Wireshark-dev: Re: [Wireshark-dev] Question on reported length
From: Jeff Morriss <[email protected]>
Date: Mon, 30 Jun 2008 18:14:03 -0400

Richard Achmatowicz wrote:
1. When do I know to use tvb_length() versus tvb_reported_length() in general? Who sets the reported length? Is there a simple example of when the two lengths will need to be different? If the calling dissector's payload may also include padding why wouldn't it create a new tvb
which does not include the padding to pass to the called dissector?
The reported length is the length the packet was (or should have been) 
on the wire.  The (regular) length is the length when it was captured. 
Think: using tcpdump with a "snapshot" length less than the MTU. 
"tcpdump -s 100" causes tcpdump to capture only the first 100 bytes of 
the packets (but it reports the length that was actually on the wire, too).
Wireshark keeps track of the 2 so we know what to tell the user if a 
dissector tries to read past the end of the tvb:
- if it's past the length but less than the reported length then the 
user will see "packet size limited during capture"

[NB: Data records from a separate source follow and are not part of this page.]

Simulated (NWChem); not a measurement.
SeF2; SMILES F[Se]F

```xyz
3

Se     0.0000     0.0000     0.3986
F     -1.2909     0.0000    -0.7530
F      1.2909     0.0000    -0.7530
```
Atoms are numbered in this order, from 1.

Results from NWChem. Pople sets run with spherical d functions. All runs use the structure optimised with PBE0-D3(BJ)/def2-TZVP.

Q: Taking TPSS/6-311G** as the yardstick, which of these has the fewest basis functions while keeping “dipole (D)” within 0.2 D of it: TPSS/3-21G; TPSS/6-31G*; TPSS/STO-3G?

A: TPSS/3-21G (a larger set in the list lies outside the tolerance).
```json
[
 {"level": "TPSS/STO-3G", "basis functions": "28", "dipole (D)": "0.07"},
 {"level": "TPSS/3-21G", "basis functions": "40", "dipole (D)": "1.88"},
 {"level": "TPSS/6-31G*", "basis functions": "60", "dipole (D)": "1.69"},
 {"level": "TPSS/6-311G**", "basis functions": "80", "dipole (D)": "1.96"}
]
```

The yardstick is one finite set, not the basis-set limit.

- if it's past the reported length then the user will see "Malformed packet"

2. Is there an explanation for why it is used in the context of this simple example? (does the fact that TCP calls the dissector in the example
have anything to do with the fact that tvb_get_reported_length() is used?)
It appears that it is doing that so if a snapshot length was used it 
will continue to try to read past the end of the tvb which will cause a 
"reported length violation" exception to be raised.  (The alternative, 
to read only until the end of the tvb, would make it appear that the C 
string was full dissected whereas it was not.)